JK> Function taintcheck_patch() has the following check:
JK>
JK> ...
JK> if (cpu_single_env->eip != 0xbf8a4bde &&
JK> cpu_single_env->eip != 0xbf84a74f)
JK> return 0;
JK> ...
JK>
JK> I am wondering why we had that check, and how we found those
JK> addresses (so we can also find these places for other Windows
JK> versions, like XP SP3)?
>>>>> "Heng" == Heng Yin <
yin...@gmail.com> writes:
Heng> This is a hackish way to fix the keystroke propagation in
Heng> Windows. It was briefly mentioned in Panorama paper. A "leave"
Heng> instruction in __xxxToUnicodeInternal was patched to fix the
Heng> taint propagation.
A few more notes on this topic:
* This has come up a few times before on the mailing list. You can
search for "taintcheck_patch" on the Google groups web page for some
more detailed previous discussions.
* A couple more addresses that we've found since the last release are
0xbf848d65 and 0xbf848d1c; one of them might work for your XP SP3.

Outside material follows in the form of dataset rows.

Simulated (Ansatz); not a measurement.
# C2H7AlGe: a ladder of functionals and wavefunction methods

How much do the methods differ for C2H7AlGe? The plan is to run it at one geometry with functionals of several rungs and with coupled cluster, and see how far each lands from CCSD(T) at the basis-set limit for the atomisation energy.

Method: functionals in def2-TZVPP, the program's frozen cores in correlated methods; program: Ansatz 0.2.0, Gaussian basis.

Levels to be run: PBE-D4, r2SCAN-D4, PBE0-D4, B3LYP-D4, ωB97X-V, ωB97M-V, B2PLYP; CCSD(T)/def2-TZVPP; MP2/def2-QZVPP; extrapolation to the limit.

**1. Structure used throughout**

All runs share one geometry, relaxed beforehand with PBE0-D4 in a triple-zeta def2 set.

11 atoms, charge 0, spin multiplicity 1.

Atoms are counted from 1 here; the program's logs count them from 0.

* I believe that Heng is the one who has done this in the past, so he
can correct me if I'm wrong, but I believe we found these addresses
at least in the first place by examining tainted traces. Basically
you take a kernel-level trace with a tainted keystroke and see how
far it propagates. If the tainting never gets to your user-mode
processes, one of the places where propagation stops is an
under-tainting issue. Also I believe that function name information
for the Windows kernel is available, so now that we've found a
problem once, another possibility is to just use that to find the
address of the corresponding function in new kernel images.